September 2, 2010

Update From Entrepreneurs at Web 2.0 Summit

This session at the Web 2.0 Summit was a visit with four entrepreneurs who launched in the last year and had involvement in the last Web 2.0 Summit.

Zimbra – Satish Dharmaraj
Launched the Zimbra Collobration Suite last year, and they started selling the suite in March. They just passed 4 million accounts.

Today they are launching the Zimbra offline AJAX client. It works just like Zimbra online, and basically sent messages just stay in the Outbox. When you get back online, you just hit the synchronization button and it syncs up and sells your email.

They are also starting to sell a white label solution. Satish gave a funny demo where they skinned and made Zimbra into an exact replica of the Gmail interface.

Zimbra raised $15 million and hasn’t really touched it. They are trying to disruptive stuff and thought it’d be necessary, but they’re doing pretty well.

Zimbra knew a bunch of developers, so it hasn’t been a big challenge.

Their biggest mistake was asking for an all or nothing on their product suite.

Veoh Networks – Dmitry Shapiro
It’s a peer to peer network, but uses the Netflix queue idea combined with an Internet Tivo. They’ve started dealing with long form high resolution video, and think it changes the way TV work.

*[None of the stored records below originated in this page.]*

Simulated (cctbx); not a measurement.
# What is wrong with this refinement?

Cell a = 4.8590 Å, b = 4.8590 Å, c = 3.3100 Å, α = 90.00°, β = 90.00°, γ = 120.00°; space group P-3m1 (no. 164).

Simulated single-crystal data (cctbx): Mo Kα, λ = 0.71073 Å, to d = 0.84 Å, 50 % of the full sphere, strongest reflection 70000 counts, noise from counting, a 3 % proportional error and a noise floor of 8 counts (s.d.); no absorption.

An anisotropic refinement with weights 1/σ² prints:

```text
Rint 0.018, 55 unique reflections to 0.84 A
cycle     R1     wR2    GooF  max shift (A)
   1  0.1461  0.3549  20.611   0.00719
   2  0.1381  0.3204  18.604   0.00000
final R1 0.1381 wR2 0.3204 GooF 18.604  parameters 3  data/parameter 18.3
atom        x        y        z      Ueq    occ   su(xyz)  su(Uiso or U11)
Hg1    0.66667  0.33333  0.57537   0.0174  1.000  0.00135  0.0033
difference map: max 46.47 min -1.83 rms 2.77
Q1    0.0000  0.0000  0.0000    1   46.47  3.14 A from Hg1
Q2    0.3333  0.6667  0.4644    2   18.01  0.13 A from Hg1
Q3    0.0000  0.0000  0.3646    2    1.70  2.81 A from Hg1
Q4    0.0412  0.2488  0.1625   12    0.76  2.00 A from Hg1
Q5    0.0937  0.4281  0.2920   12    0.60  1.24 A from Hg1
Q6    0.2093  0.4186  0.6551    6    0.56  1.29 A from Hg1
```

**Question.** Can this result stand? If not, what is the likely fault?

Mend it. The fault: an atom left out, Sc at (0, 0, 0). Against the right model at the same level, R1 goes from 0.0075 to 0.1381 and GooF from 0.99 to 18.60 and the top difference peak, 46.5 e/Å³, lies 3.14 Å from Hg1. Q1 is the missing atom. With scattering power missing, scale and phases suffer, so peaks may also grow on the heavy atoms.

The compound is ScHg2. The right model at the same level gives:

They got a Series B round of $12 million, and are doing over 3 million unique visitors. Initially they raised $2 million in a Series A, and they haven’t used much of the Series B yet. They feel they need a warchest because this is a big opportunity and aren’t planning on a quick exit. Their business is very capital expensive.

Finding good developers has been a challenge for them.

One problem they’ve seen is knowing where to stop with features and opportunities. They get presented with many opportunities to extend their video platform and white label things, and they need to keep in control.

Wink – Michael Tanne
A social search engine that launched late last year. They feel that the web is getting more social (no kidding!), and they take user input and help turn those into relevant search results. They put an early beta out earlier in the year, and a month ago they did a major upgrade to the product to take into account all the feedback they got. They also added “collections”, which allows people to put links together that belong in the same community. He gave a nice demo of a Ramones collection.

You can also do an Advanced People Search across social networks, which is pretty cool, and also probably makes for a great stalker tool. You can search social networks for specific interests, filter by gender, filter by age, and filter by dating status.

He thinks people should start with an angel investment for a consumer web application, and see where it goes from there. They took $6 million and have only used $1 million of that.

He thought their biggest mistake was probably releasing their product too early before it was ready.

Weblogs Inc./NetscapeJason Calacanis
It’s been a big year, they sold Weblogs Inc. to AOL, and have now integrated that into AOL. He’s still running Weblogs Inc, but when he got to AOL they were wanting to do something different with Netscape.com since it had been stangnant for a few years. Jason liked what was going on with Digg, del.icio.us, and other sites like that and rolled with the Digg model with an added editorial layer and did meta-journalism.

He thinks they had a rocky start, but things are going well now. He thinks they are less susceptible to gaming, and have vastly different demographics. Digg is 94% male, and Netscape is split pretty evenly between male and female, and they have a more balanced audience. So while tech stories dominate Digg, Netscape sees a mix of general news, politics, and family stories.

To start Weblogs Inc. Jason and Brian Alvey put in their own money, and Mark Cuban then invested low six figures which they didn’t touch.

Finding developers has not been a challenge for them because Jason feels that you just need to have something they believe in, and to find them working at jobs. He said good developers have jobs, so you just need to recruit them away.

He’s felt his biggest mistake is probably six or seven blog posts he’d like to take back. He was used to a transparency and fast acting style, and many in AOL were uncomfortable with that. But they’ve found a good balance and he and other new companies in AOL like Userplane our working with the old guard to push AOL forward.

He also mentioned one problem was parallel entrepreneurs who take on too many projects or get too wide on their main project. Mark Cuban always told him “remember what got us here”, which was a reminder to focus on their profitable blogs and don’t move out into all the other opportunties that were popping up.